Pleading For The Polar Bear

I know that most scientists don't believe in "global warming," but the ones who do are so stupid that it's starting to give science a bad name.

There's an ad running right now that not only lays out the case for "global warming," it reflects the minds of "scientists" who lobby on behalf of it, and the first thing that came to mind when I saw the ad is, no wonder they want to say this is a settled issue…

Because it's anything but.

In the ad, a distraught Sharon Lawrence (whom I used to like) pleads with us to save the Polar Bear. From what? Lawrence claims they're endangered and that they are having trouble getting food because of a lack of arctic ice. It's unclear how that works in practice, but the bigger problem is that there's no lack of arctic ice. Reportedly there's a lot more there now than there has been in recent summers, and that alone should have shut up Ms. Lawrence. And as far as preserving animals, isn't that why God created zoos… and cameras?

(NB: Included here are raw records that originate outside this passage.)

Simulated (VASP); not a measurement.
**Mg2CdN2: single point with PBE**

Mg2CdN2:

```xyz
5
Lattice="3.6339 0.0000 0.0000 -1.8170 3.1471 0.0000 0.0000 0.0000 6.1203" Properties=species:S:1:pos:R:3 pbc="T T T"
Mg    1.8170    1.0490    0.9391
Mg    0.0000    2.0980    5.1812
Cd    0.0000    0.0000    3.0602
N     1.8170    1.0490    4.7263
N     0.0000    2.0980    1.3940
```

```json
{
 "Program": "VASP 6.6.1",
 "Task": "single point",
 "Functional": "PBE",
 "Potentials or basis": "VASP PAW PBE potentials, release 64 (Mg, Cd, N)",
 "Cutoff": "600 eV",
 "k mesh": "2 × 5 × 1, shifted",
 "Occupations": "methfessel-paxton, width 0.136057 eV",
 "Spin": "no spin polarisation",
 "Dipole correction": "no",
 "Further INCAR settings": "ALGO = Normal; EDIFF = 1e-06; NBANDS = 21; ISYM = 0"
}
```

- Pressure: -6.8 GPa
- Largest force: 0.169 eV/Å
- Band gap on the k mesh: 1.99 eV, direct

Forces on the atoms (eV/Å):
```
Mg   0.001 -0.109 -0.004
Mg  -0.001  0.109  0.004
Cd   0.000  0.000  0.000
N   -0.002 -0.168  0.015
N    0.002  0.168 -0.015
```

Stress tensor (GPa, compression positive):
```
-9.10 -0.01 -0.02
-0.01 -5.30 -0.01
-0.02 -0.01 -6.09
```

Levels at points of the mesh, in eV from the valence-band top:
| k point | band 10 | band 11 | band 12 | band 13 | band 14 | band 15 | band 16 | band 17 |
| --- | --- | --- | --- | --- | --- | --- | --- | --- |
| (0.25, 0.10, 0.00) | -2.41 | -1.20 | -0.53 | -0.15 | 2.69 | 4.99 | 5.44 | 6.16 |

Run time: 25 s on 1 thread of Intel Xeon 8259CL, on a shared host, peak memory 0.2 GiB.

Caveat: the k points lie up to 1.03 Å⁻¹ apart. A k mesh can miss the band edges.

More importantly, it should have stood the argument for warming on its head, because a lessening of arctic ice was the only thing anyone could point to as a manifestation of his claim that the planet was in danger of overheating.

And the problem with that claim itself is that a lack of ice doesn't mean the planet is warming, only that the arctic could be, and even then, it assumes that warming is bad, when in fact warming is wonderful, and I can prove it.

Recently, some nut claimed that a four degree rise would threaten humans with extinction. Preposterous. I've lived through a 122 degree day in Phoenix, and I'm still here. So the entire world would have to warm an awful lot to be uninhabitable. Maybe humans couldn't live in Phoenix then, but Edmonton would be lovely – the new Phoenix, in fact. Furthermore, it wouldn't be long before people figured out how to re-inhabit the Valley of the Sun , although they probably would choose not to return to Tuscon, and boating down a boiling Colorado would be like a floating sauna and would capture big tourism bucks.

But the best part is that a lot of critters might become extinct and there's nothing anyone could do about it.

last week, right here on this blog, Mr. Mensa stated flatly that anyone who doesn't believe in "global warming" is a fool, or words to that effect. When given the chance to make his case and to provide one bit of evidence that was irrefutable, he practiced what he preached and evaporated.

That's because it's SETTLED! Sci-guys don't need no stinkin' facts… which is good, because they don't have any.

Not one.

And even if they did, they'd have to prove or at least demonstrate that warming was man-made… that it was bad… and that there's something we could do about it that didn't have the potential to do more damage. That's a supersized order, and unlike in fast food, in science, it's unfillable.

But now I said I'd prove that global warming was nothing to be concerned about. In fact, it's something we can look forward to. Subconsciously, people already are, and its simple to see. What's the fastest growing city in America?

That's right, PHOENIX! And Las Vegas is right up there too, as are other desert areas. So even under the worst case scientist/idiot scenario, people will be delighted, not dying of dehydration as they hope. Sure we can't garden much in summer, so we garden in the other eight months of the year… and they can't do that in Cleveland… at least not until the great promises offered by global warming materialize.

So the great irony is that we should pray that the few so-called scientists who believe warming is nigh are right. Then we should acknowledge them, thank them, and shoot them… before they have a chance to spoil the paradise that Earth will become….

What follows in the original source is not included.